Friends, family aim to remember fallen football star

A push to rename a Cobb County high school football field in honor of a player killed in a car crash has been delayed.

Family, friends and classmates would like to honor the legacy of Philip Lutzenkirchen.

The Lassiter High School alum went on to play football at Auburn University. He was killed in a crash last year.

A foundation created in honor of Lutzenkirchen raised hundreds of thousands of dollars, but many are now worried a school board vote could put their plan in jeopardy.

The Lassiter High School stadium is worn out and the group was hoping to replace the turf and rename the field before the upcoming football season, but the item was taken off the agenda at the board’s last meeting.

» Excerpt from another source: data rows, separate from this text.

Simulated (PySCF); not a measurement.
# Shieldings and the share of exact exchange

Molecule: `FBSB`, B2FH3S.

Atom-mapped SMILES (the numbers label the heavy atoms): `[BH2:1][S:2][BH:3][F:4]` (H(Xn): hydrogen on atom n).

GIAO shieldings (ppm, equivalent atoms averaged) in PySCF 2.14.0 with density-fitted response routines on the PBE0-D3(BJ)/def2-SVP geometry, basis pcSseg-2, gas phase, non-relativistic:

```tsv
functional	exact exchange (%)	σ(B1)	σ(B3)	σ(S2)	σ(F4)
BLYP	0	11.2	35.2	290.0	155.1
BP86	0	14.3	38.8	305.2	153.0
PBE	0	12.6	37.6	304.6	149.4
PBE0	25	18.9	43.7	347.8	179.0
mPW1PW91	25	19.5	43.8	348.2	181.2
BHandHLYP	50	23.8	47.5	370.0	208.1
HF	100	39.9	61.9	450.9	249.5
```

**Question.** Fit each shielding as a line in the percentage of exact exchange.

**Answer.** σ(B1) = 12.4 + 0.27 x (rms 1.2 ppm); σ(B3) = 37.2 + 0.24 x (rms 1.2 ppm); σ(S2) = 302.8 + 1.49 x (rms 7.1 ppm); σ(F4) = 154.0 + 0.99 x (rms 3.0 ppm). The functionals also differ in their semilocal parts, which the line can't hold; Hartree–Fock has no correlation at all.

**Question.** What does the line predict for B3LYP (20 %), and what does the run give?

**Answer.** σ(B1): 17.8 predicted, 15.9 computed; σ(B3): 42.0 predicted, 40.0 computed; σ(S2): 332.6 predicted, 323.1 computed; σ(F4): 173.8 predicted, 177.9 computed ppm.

“It has become our Field of Dreams where we are all working to live, laugh and love together like Lutz did,” parent Kim Cross told the board.

The group says the effort is about a lot more than just replacing the turf.

“That is what this project is about – letting the lessons that Phil Lutzenkirchen taught to young men, like my son, live on,” said parent Rodney Adams.

Lutzenkirchen, 23, and Joseph Ian Davis, 22, died when their car flipped several times in a DUI-related crash in 2014. Lutzenkirchen, of Marietta, was a former Lassiter High School and Auburn University football player.

Davis, from Dunwoody, was a former Dunwoody and University of Georgia baseball player.

Lutzenkirchen was a passenger in the car. The football star left such a legacy at Lassiter that groups banded together to raise $370,000 to redo the Lassiter turf and rename it Lutzie field.

“How Philip died, I don’t think is the reason for the delay in this project. I think how Philip lived should be the impetus to move this thing forward,” said Gary Zingler.

Even though the money was raised by those wishing to honor the athlete's legacy, the board still must sign off on the procedures and bidding.

Chairman Randy Scamihorn said the only holdup was simply the fine print.

“It’s very difficult to be proactive or to reject something when you don’t even know anything about it," Scamihorn said.

Scamihorn says the project will be put on the school district’s agenda in two weeks. The head of the Lutzie Foundation says the group was hoping to begin work on Monday but will still try to make it work if the project is approved in two weeks.